72 Core CCR

Hi,

Any ideas of the date for the 72 Core CCR and how many 10Gb/s interfaces full wirespeed?

Thanks

Tony

No idea about the release date, exact model will be CCR1072-1G-8s+, 1 Gigabit interface, 8 SFP+

All interfaces directly connected to CPU

And +/- relase date?:slight_smile:

Some vital parts of RouterOS is not supporting multicore so 72 core router wont help much of anything unless RouterOS fully supports multicore. Dont expect miracles.

Very simple light ddos attacks drops any Mikrotik router if conn tracking is on with a few firewall and NAT rules currently.
I dont think it will change with the 72 core router anyway.

Would it help to disable conntrack on border (bgp speaking) routers? How are the results on the field? Anyone tried?

I am using several CCRs and I already have been victim of a DDOS too. It was slightly larger than 1Gbit/s and my border CCRs were able to handle it. I am keeping conntrack disabled on such devices.

This is excatly what I am trying to say.
Dont turn on CT. Core count doesnt matter !

I’d imagine that putting a fasttrack rule in your forward chain would probably help quite a bit.
You would also need to block services in the input chain with something fast, such as a src-address-list as the only allowed traffic source except for certain icmp messages.

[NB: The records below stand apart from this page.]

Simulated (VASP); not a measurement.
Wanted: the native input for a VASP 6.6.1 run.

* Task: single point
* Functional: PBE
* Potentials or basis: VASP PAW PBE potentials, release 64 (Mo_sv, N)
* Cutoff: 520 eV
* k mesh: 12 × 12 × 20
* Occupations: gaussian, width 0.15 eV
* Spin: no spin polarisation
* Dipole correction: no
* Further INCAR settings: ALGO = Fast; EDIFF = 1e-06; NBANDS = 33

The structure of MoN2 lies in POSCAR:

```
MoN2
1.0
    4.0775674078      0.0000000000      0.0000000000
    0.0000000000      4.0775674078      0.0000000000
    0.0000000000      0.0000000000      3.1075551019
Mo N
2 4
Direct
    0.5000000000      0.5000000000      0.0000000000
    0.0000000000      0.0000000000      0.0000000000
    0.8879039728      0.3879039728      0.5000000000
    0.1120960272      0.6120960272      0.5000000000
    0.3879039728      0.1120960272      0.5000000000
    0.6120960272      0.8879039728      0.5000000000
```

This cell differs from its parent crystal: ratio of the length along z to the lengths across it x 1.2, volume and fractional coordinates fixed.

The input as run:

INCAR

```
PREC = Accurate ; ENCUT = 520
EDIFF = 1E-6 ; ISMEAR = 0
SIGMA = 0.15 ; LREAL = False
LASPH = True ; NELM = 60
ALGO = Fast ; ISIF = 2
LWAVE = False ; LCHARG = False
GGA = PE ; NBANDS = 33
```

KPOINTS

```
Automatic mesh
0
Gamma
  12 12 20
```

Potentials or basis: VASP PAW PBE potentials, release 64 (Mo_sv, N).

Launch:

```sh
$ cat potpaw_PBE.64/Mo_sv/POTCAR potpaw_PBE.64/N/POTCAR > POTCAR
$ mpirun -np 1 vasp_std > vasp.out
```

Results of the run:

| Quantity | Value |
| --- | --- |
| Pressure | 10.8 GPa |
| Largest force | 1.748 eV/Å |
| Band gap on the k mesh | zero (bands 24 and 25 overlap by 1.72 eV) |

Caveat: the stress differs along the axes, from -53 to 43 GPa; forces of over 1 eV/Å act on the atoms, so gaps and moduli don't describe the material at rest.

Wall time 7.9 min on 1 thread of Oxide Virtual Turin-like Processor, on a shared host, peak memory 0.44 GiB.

Getting DDos attack on my new 72 Core CCR I already implemented the rule below and still kills my router I have a 10G backbone and when it hits 3gig of DDos it dies on me. Also when I call my provider it never reach 10Gig. Any idea what to do??? or just get a better router

/ip firewall filter
add chain=forward connection-state=new action=jump jump-target=block-ddos
add chain=forward connection-state=new src-address-list=ddoser dst-address-list=ddosed action=drop
add chain=block-ddos dst-limit=50,50,src-and-dst-addresses/10s action=return
add chain=block-ddos action=add-dst-to-address-list address-list=ddosed address-list-timeout=10m
add chain=block-ddos action=add-src-to-address-list address-list=ddoser address-list-timeout=10m

What other firewall rules are you running and are you fasttracking the connections?
Ask your provider for a BGP blackhole community and use that to block the DDoS attack.

Yes I do have other firewall rules but only blocking ports and access list. As to fasttracking connection how do I set that up. I will also ask my provider for the BGP info

Ok so the performance you are getting is exactly on par with what Mikrotik advertises.
Go here https://routerboard.com/CCR1072-1G-8Splus and scroll down to the Ethernet Test Results.
Routing with 25 ip filter rules, with 64 byte packets (which is usually what you get hit with in a DDoS) will give you a max of 3Gbit/sec
Without any firewall rules, it can do 44Gbit/sec

The above makes perfect sense. With firewall rules, every packet has to be inspected and checked again every firewall rule you have in a chain until a condition is met.
So if you have 25 rules for example and your 24th rule is “Accept traffic to this ip range”, each packet gets checked against the other 23 rules until it reaches the 24th matching rule.
This can slow down traffic and add load to the CCR, especially in a DDoS with high pps.

As a rule of thumb, I try not route on my firewalls and don’t firewall on my routers.
Rather setup your CCR as a normal fastpath router with no firewall rules and then on your switch setup a mirror port to a linux box running Wanguard.
Wanguard will detect the DDoS in under 5 seconds and can perform whatever action you specify (eg: advertise the /32 IP being attacked via BGP so it can be blackholed. Or setup the action to call the mikrotik API and add a blackhole route for the /32 ip being attacked or the source ip’s that are attacking).

You can also break your network into segments and put firewalls on each of those segments. This way a DDoS should only affect one segment that is being attacked, while your other segments work and your CCR stays up.

Thanks I will try this I do have like 60 firewall rules shoe I leave only the DDoser and DDosed rule in place?

I would remove all firewall rules entirely and disable connection tracking as this will enable Fastpath on the router automatically (You can confirm by going to IP => Settings).
Let Wanguard detect the DDoS traffic and send blackhole routes for those addresses to your router.

In our testing, I found the DDoS rules on the mikrotik made matters worse when a large, high pps DDoS hits the router.
In our lab, I’ve been able to bring down mikrotik’s that use the DDoS rules with using 3 linux boxes with 10Gb interfaces, running hping3 and hitting a target behind the mikrotik.
However in fastpath mode, it handles this traffic without any issue.